Hacker News new | ask | show | jobs
by zadjii 2865 days ago
It is! But this is a very un-windows like feature, isn't it? We want this to work on other platforms with as little modification as necessary, and frankly, jumping through the wchar_t<->char hoops is a _pain_. So we'll do it for you!
1 comments

Hear hear! wchar_t is a disaster. UTF-16 is terrible. I'm not at all convinced that 2^21 codepoints will be enough, so someday it'd be nice to be able to get past UTF-16 and move to UTF-8, and Windows and ECMAScript are the biggest impediments to that. Your choice of UTF-8 will tend to place UTF-8 on a level playing field in Win32.

I guess, too, that this is the end of codepages -- I doubt they'd go away, but there should be no more need to struggle with them, just use UTF-8. You'll still need a semblance of locale, for localization purposes, naturally, but all-UTF-8-all-the-time is a great simplification.

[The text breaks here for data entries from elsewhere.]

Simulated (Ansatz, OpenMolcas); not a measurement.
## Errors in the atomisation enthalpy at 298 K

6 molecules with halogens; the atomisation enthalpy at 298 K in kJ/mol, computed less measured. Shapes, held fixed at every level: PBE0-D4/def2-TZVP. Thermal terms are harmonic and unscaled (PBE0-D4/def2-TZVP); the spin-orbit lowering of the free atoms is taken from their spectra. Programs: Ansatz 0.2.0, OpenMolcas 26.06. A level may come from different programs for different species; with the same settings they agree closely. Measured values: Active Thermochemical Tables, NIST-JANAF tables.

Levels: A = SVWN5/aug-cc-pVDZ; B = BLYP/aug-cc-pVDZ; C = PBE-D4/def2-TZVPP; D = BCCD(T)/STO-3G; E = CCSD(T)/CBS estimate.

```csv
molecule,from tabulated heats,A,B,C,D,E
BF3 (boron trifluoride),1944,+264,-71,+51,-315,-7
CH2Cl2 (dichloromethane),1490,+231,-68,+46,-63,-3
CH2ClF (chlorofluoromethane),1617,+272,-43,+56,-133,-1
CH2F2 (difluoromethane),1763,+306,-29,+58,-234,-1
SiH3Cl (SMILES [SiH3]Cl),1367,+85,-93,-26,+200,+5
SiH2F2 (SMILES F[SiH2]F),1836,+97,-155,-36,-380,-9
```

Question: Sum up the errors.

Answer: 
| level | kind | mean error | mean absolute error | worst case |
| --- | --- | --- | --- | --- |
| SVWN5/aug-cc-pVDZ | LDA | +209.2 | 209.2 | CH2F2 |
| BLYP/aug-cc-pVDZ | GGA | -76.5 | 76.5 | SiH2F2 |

Confused, where does 2^21 code points come from and how is that related to the UTF-16 vs. UTF-8 distinction? Can't both of them encode all Unicode code points? Or are you thinking of code units perhaps, and UCS-2? Although even there I'm confused where the 2^21 came from.
UTF-16 has a limit on the size of a code point because a code point is either a single normal code unit or a pair of surrogate code units, each encoding 10 bits of the code point (I think I used the right terminology). UTF-8 has a natural extension path to up to 7-byte encodings with all the usual UTF-8 properties (first code unit indicates how many remain, other code units are recognizable as not the first).
Where are you getting this information though? I haven't worked out the bits myself yet but Wikipedia's first sentence itself says UTF-16 can encode all 1,112,064 valid code points of Unicode, which is already more than 2^(10+10) = 1,048,576.
Unicode code point space: Was 16-bit (0000 to FFFF), then 32-bit (00000000 to FFFFFFFF), and is now 21-bit (00000000 to 0010FFFF)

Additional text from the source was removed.